This is important: You can find material that will support virtually any point of view about the PLA, which the authors demonstrate when they cite one strategist calling for “a future force of twelve SSBNs and thirty SSNs to augment a fleet of sixty-six conventional submarines.” (DIA expects just a total of “over 20 advanced diesel and third generation nuclear submarines.”)

US intelligence estimates are not, of course, flawless. But they are the proper place to start any analysis for at least three reasons:

  1. The US intelligence community has unparalleled access to national technical means of collection. For example, the intelligence community uses a variety of means to monitor ballistic missile tests (which is how the evidence of Chinese penetration aids was confirmed). There is no comparable unclassified source of such data, unless it is released by the government conducting the test.
  2. Other sources are difficult to assess. Citing a publication, such as Jane’s or IISS, tells us very little about how the authors gathered the information in question or what sort of review it underwent. By contrast, the intelligence community employs a well known methods of collection and review process that can be considered for gaps or bias.
  3. Intelligence assessments can be assessed over time. For example, the intelligence community has tended to exaggerate Chinese ballistic missile deployments, in part because Chinese industrial capacity tends to exceed production. This is useful information when considering estimates about future Chinese deployments.

After we established official estimates, we can then ask whether they make sense or are consistent with other sources of information. But only after

Paul Godwin offered this cautionary note on the wealth of material in interpreting Chinese military doctrine:

It is important to determine the authoritative source of PLA doctrine and strategy. Presumably, the PLA Academy of Military Science (AMS) fulfills this role, as it has since it/’s founding 1958. Nevertheless, with extensive doctrinal materials accessible from military journals and books, the field would be well served if we could separate the wheat from the chaff among the doctrinal assessments evidently available. It is my sense that there is a lot of “chaff” out there.

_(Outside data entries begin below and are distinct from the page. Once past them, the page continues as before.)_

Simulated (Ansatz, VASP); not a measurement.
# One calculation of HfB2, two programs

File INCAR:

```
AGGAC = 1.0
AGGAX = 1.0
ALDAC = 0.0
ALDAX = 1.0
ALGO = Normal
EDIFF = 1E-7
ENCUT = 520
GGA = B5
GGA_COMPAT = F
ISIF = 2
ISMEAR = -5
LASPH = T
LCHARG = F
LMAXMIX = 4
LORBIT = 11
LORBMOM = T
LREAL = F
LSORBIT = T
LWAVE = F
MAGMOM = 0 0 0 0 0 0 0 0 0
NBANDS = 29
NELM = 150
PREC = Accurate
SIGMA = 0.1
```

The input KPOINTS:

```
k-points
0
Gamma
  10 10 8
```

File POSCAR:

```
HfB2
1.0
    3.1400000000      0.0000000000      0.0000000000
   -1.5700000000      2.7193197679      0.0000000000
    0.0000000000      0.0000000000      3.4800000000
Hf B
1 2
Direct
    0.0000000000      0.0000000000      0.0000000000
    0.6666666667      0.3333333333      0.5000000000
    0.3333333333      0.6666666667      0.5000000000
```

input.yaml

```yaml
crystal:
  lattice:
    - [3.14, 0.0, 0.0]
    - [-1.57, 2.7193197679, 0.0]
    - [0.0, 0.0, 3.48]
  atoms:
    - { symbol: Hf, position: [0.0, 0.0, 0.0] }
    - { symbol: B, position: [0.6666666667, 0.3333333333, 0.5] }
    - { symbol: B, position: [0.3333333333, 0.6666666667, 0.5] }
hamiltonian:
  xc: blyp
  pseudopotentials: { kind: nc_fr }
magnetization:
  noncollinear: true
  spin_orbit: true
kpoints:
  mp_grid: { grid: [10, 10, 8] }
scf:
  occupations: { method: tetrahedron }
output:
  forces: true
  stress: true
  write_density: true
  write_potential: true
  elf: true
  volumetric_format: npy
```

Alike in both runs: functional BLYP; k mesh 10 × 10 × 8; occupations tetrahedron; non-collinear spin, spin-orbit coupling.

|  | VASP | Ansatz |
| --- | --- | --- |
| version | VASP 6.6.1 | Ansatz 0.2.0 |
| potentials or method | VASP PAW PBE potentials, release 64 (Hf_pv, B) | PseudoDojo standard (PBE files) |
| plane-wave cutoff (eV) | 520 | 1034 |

Spin-offs from the MA and Ph.D. programs now part of the PLA NDU Institute for Strategic Studies, the AMS and other centers of professional military education (PME), including service colleges and research centers, are obvious sources of doctrinal speculation. This not to suggest we should ignore doctrinal assessments that lack authority, for these can provide important indices of where the PLA may be going. However, our research agenda should include distinguishing between what is authoritative and what may be entirely speculative.